Most consumers find value in cell phone technology and its capacity to keep them connected, but many also have strong negative opinions about the service provided by their wireless carriers. One indicator of cell phones’ central role in modern life is the growth in the number of wireless subscribers in the US over the past decade and a half: from 16 million in 1994 to more than 377 million in 2015. For many consumers, including older people, cell phones have become indispensable. With a cell phone—increasingly a web-connected smartphone—each consumer has more freedom and flexibility to stay connected with family and friends, conduct business, stream audio and video, navigate, and coordinate schedules. Moreover, in the event of an emergency, a cell phone is a safety device, empowering people with a sense of security and confidence that help is always nearby.
The wireless industry’s growth, however, has been accompanied by widespread unfair, misleading, and deceptive business practices and, as a result, chronic consumer frustration with wireless service. Better Business Bureau (BBB) data show that in 2015 customers filed 35,395 complaints about cell phone companies. Consistently over the past decade, more people complained to the BBB about cell phone companies than about any other industry.

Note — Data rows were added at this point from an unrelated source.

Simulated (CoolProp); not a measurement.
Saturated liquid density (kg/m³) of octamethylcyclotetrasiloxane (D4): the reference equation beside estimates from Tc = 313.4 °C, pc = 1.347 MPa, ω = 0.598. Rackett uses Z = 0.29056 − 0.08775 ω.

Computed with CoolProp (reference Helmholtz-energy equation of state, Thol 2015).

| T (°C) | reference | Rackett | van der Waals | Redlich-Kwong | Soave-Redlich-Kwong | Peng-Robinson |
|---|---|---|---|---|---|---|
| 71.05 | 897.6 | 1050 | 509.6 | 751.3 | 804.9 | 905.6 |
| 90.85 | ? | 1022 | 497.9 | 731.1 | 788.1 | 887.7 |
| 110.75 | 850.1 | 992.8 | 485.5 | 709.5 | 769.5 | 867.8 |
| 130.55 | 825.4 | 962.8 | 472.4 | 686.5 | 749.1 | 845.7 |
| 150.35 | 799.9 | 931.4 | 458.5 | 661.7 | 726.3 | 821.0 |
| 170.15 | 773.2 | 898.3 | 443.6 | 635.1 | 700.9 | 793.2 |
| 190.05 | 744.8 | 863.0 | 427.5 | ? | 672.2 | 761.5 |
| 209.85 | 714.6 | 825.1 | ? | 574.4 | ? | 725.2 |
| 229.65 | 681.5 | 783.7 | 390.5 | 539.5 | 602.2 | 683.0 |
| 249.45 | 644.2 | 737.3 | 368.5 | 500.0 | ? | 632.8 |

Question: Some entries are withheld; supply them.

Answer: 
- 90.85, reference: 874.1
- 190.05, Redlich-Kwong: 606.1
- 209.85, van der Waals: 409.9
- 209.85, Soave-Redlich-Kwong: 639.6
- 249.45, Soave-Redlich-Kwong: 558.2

Under federal legislation passed in 1993, states are preempted from regulating the entry and exit as well as the rates charged by wireless companies except under certain conditions. States are allowed to regulate “other terms and conditions” of wireless services that do not pertain directly to rate levels. This includes placement of wireless facilities, practices related to billing and marketing, as well as other consumer protection matters. Where exactly the line between rate regulation and “other” oversight falls has been an ongoing subject of contention between the wireless industry and state and federal regulators.
Wireless Communications: Policy
Legislators should enact, and regulators should vigorously enforce, consumer protection principles for wireless services. The principles should include:
- price and quality comparisons—to facilitate and encourage comparison shopping, regulators should require that consumers have access to information that is low cost or free, comprehensive, and easy to read. Regulators should sponsor and disseminate price and quality comparisons of wireless goods and services;
- disclosure—prices for wireless goods and services should be disclosed up front. Contract terms should be clear and concise;
- choice—consumers should have a choice of vendors, all of whom should have a fair chance to compete for customers;
- service area coverage information—consumers should receive maps or other information from vendors that identify network holes or high-traffic areas that disrupt service;
- oversight and enforcement—consumers should have a right to aggressive oversight and enforcement of consumer protections by state and federal regulators;
- public participation—consumers should be adequately represented in public policy decision-making related to wireless communications;
- redress—timely and effective means of redress should be available to consumers when they encounter problems. Vendors must clearly explain how and where consumers can lodge complaints. Mandatory binding arbitration should be prohibited; and
- usability—consumers should have easy access both to customer service agents—rather than just an automated call system—and to user-friendly instructions for wireless goods and services.
- ensure all consumers are able to cancel, without penalty, any contract for wireless telephone service within a period of at least 20 days after the date of the first bill for monthly service following service activation—consumers should be able to return for a full refund any equipment acquired from the provider or its agents or authorized dealers;
- ensure service providers substantially reduce or eliminate fees that they charge customers for terminating a service contract before it expires; and
- prevent wireless carriers from using handset-locking software or other techniques that disable otherwise functional cell phones when consumers switch providers.